Elsevier

Signal Processing

Volume 87, Issue 7, July 2007, Pages 1754-1771
Signal Processing

Text luminance modulation for hardcopy watermarking

https://doi.org/10.1016/j.sigpro.2007.01.029Get rights and content

Abstract

This paper improves a recently proposed hardcopy watermarking method by introducing new approaches to decode the embedded information. The proposed method, coined as text luminance modulation (TLM), embeds hidden data in office-like documents, while presenting robustness to the print–scan (PS) channel. The hidden data is embedded by slightly modulating the luminance of characters and symbols. This change can be set unperceivable to the human eye and detected with the aid of a scanner. In previous works, the hidden data was retrieved by using the average luminance level or the halftone pattern as a detection metric. In this paper, however, the detection process combines different metrics into a single metric, significantly improving the detection performance. This paper proposes a new PS model where characteristics induced by the halftoning in the printing process are considered, allowing the use of the variance of a character as a new detection metric. Performance analyses validate the proposed PS model. Experiments illustrate the precision of the analyses and the applicability of the method.

Introduction

Digital watermarking provides an effective alternative to content authentication of images, audio and video signals [1], [2]. In authentication applications, the objective of the watermark is to ensure that the original signal has not been tampered with and that it is originated from a trustworthy source.

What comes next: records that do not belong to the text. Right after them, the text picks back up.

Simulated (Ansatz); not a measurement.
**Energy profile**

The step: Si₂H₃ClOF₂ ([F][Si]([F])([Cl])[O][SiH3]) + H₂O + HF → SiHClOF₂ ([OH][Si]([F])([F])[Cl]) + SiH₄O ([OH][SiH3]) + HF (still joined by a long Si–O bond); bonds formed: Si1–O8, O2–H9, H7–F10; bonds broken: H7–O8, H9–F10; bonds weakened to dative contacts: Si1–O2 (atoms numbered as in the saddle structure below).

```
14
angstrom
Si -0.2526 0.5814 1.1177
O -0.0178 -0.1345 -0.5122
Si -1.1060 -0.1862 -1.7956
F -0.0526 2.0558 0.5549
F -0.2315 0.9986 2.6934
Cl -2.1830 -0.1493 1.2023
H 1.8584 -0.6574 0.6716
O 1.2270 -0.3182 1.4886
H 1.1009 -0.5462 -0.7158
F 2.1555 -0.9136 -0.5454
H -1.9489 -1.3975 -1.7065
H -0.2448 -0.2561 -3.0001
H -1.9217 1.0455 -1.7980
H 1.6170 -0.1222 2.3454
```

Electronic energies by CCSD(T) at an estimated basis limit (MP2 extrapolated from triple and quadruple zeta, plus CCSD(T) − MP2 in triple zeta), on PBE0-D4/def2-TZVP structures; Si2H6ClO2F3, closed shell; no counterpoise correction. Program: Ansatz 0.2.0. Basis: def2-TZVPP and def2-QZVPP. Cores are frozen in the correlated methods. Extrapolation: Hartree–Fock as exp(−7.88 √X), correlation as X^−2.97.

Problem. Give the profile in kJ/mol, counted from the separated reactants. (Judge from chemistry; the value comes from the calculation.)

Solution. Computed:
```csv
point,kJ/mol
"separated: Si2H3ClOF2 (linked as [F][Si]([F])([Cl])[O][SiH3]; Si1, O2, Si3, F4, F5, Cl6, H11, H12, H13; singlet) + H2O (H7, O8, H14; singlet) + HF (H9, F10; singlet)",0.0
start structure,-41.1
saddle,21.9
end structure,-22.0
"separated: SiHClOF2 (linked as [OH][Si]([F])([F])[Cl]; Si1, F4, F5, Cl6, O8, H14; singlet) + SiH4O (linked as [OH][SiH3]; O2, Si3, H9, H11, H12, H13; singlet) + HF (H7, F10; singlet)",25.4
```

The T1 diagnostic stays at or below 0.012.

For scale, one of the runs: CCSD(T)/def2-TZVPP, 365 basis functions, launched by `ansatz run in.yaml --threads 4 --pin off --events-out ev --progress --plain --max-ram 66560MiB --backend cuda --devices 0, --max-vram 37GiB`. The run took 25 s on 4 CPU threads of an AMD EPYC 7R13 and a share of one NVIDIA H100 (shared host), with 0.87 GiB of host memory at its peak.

An important class of media is that of text documents. While in natural images there is a rich gray scale or even color content suitable to be modified, in binary text it is not possible to benefit from such a highly diversified host. The problem becomes even more challenging if the watermarked document is intended to be printed and to remain watermarked. In this scenario, printed document watermark detection is usually carried out with the help of a flatbed scanner, to digitize the document to allow the detection of a possible watermark. Watermarking techniques which are designed to survive the print–scan (PS) channel fall into the category of hardcopy watermarking [[3], [4], [5]].

This paper analyzes and improves the TLM method, which embeds hidden data in printed form office-like documents while presenting low perceptual impact and robustness to the PS channel. Besides serving simply as an additional side message, the hidden code can also be used to authenticate the information of sensitive parts of a document (names, dates, or values, for example), by hiding this information over the whole document.

It is acknowledged that the bulk of documents in the office-like class are composed by black text on white background, being referred to as bi-level or binary documents. Using TLM, information is embedded by introducing gray tones into a binary text image, respecting a perceptual transparency requirement. Although these luminance modifications do not significantly affect the perceived text quality, they can be detected by a scanner, and can be decoded to retrieve the embedded message. This approach was originally proposed in [6], and has been further discussed in [7], where the authors also suggest the use of halftone modulation, and in [8], where preliminary theoretical error rates are presented. Based on TLM approach, the main contributions given in this paper are:

(i) A novel analytical PS channel model is proposed. This new model includes most characteristics that influence the performance of the system and still allows a mathematical tractability in the analyses. A study of the underlying physical process of the channel derives the proposed model.

(ii) As a consequence of modifying the luminances when using TLM, the variances of the characters also change due to the halftoning process. This work employs the character sample variance as a detection metric, in addition to the average luminance of a character, previously proposed in [7], [8].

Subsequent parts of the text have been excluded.